Benjamin Franklin was a writer, printer, inventor, and statesman.  Perhaps most importantly for the focus of this blog, in 1731 he founded the first American lending library — the predecessor to the public library.  He published Poor Richard’s Almanack from 1732-57, and I’ll reflect on some of the proverbs from these publications — all of which have broad applicability but which I’ll try to focus on archival work.

“How few there are who have courage enough to own their Faults, or resolution enough to mend them!”

Admitting fault is a very big ask for most human beings, but in the archival world, we need to find a way to acknowledge our mistakes — be they sins of commission or omission — and immediately set about finding ways to improve our procedures and policies.  Our work is too important to allow for pride (or intransigence) to get in the way of doing things the right way.

“What you would seem to be, be really.”

There’s a lot of talk in the archival world about best practice, but we don’t always practice what we preach.

“To-morrow I’ll reform, the fool does say; To-day itself’s too late; — the wise did yesterday.”

Archival preservation seems to be a long game, which unfortunately sometimes lulls people into thinking that change need only come slowly, but reforms need to be initiated sooner rather than later.

“Hide not your Talents, they for use were made: What’s a Sun-Dial in the Shade?”

Even with all of the conferences and publications out there, I still worry that people are doing great archival work that is not widely known.  We need to keep working on better ways to share greatness.

“Learn of the skilful: He that teaches himself, hath a fool for his master.”

I’ve previously written about the state of archival education, and I worry that the growing demand for graduate education has lulled workplaces into believing that candidates arrive at positions polished enough for any job.  Instead, I think the masters of the field still need to take the lead in passing along their practical wisdom to those new to the field.

“Be always ashamed to catch thyself idle.”

Definitely not archives-specific, but a thought I wish all would embrace!

“You may delay, but Time will not.”

This statement could have originated in a workshop on digital preservation.  Especially with electronic records, there’s no time to craft perfect policies and procedures while the data already in our possession has not been properly protected.

“Forewarn’d, forearm’d.”

I wholeheartedly believe that many of life’s difficulties can be anticipated and, therefore, addressed with planning.  Archivists need to embrace the idea of being proactive rather than reactive.

“Diligence overcomes Difficulties, Sloth makes them.”
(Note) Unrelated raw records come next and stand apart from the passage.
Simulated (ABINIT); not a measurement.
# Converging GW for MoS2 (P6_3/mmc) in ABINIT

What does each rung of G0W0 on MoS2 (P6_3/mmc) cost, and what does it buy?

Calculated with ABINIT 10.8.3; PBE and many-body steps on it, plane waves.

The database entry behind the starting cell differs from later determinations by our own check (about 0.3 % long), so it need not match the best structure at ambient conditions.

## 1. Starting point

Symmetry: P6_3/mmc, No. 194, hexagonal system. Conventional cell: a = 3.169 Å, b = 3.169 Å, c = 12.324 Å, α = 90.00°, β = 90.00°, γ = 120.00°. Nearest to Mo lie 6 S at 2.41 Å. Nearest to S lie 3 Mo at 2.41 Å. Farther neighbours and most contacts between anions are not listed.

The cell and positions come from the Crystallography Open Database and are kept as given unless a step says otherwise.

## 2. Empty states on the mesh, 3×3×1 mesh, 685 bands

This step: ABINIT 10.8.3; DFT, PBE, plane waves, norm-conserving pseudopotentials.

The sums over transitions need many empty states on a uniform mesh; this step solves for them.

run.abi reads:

Another universal truth — but given the attention to detail required of proficient archivists, this one called to be included.

“Think of three Things — whence you came, where you are going, and to Whom you must account.”

This encompasses three things significant to archivists — history, planning, and accountability.

Lastly, one of Franklin’s 13 virtues — “Order: Let all your things have their places.  Let each part of your business have its time.”

This provides a succinct summation of the work of archival arrangement.